What is risk? That is a question that is often asked at board level and in the C-suite. Is it risky and, if so, can we manage it effectively? To manage it effectively, one must identify the risk, then measure it, and then manage it if so required. All of these three components were sadly lacking at Wells Fargo and this led directly to the scandal in which the company now finds itself embroiled.
Wells Fargo has to date been hit with approximately US$185 million in fines from United States national, state and local regulators. The banking and financial services company had paid out millions in pre-settlement investigation and related costs, and has since announced that it will spend some US$50 million annually in post-settlement remediation costs. Wells Fargo has lost over US$6 billion in market share, and its home state of California has announced that it is suspending many of its ties to the institution.
An article in The New York Times reported that State of California Treasurer John Chiang was suspending ‘Wells Fargo’s most highly profitable business relations with the state for a year due to the bank’s venal abuse of its customers’. The article noted that ‘the move could cost Wells millions of dollars in banking fees because California is the largest issuer of municipal debt in the country’.

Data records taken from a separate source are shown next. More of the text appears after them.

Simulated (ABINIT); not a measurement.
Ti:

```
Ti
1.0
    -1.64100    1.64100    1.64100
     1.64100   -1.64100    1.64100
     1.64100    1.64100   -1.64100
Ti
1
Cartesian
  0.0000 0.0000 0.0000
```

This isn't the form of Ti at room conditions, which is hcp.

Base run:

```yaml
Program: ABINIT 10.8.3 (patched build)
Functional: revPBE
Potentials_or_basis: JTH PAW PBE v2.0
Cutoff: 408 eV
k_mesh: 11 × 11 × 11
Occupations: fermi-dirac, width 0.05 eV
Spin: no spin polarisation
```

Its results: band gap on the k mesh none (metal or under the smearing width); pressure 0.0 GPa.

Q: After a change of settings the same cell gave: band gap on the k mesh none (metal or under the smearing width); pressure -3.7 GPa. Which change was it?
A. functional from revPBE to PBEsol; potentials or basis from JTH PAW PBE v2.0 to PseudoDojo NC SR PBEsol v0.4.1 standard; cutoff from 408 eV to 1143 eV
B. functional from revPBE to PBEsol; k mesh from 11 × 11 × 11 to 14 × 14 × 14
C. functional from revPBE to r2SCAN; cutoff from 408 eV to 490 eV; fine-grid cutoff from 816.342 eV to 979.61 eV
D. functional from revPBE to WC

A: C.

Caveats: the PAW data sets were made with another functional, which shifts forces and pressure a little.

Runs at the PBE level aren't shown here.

All of this points to the need for an adequate risk assessment, risk measurement and then risk management. In the case of Wells Fargo, this was sorely missed by senior management, particularly CEO John Stumpf and the company’s board of directors. One of the key points from the case is that the risk was generated by the selling of non-controversial products and services, such as bank cards and banking services. However, when all of these products were coupled with unrealistic sales mandates – which were not goals because you were terminated if you did not meet them – the marketing scheme moved into a much higher risk quadrant.
Risk is typically viewed as something that could move into illegal conduct, such a bribery and corruption under the Foreign Corrupt Practices Act (FCPA) or the United Kingdom Bribery Act. However, risk must be considered in a wide range of other areas in any organisation. To not do so puts the entire business ‘at risk’.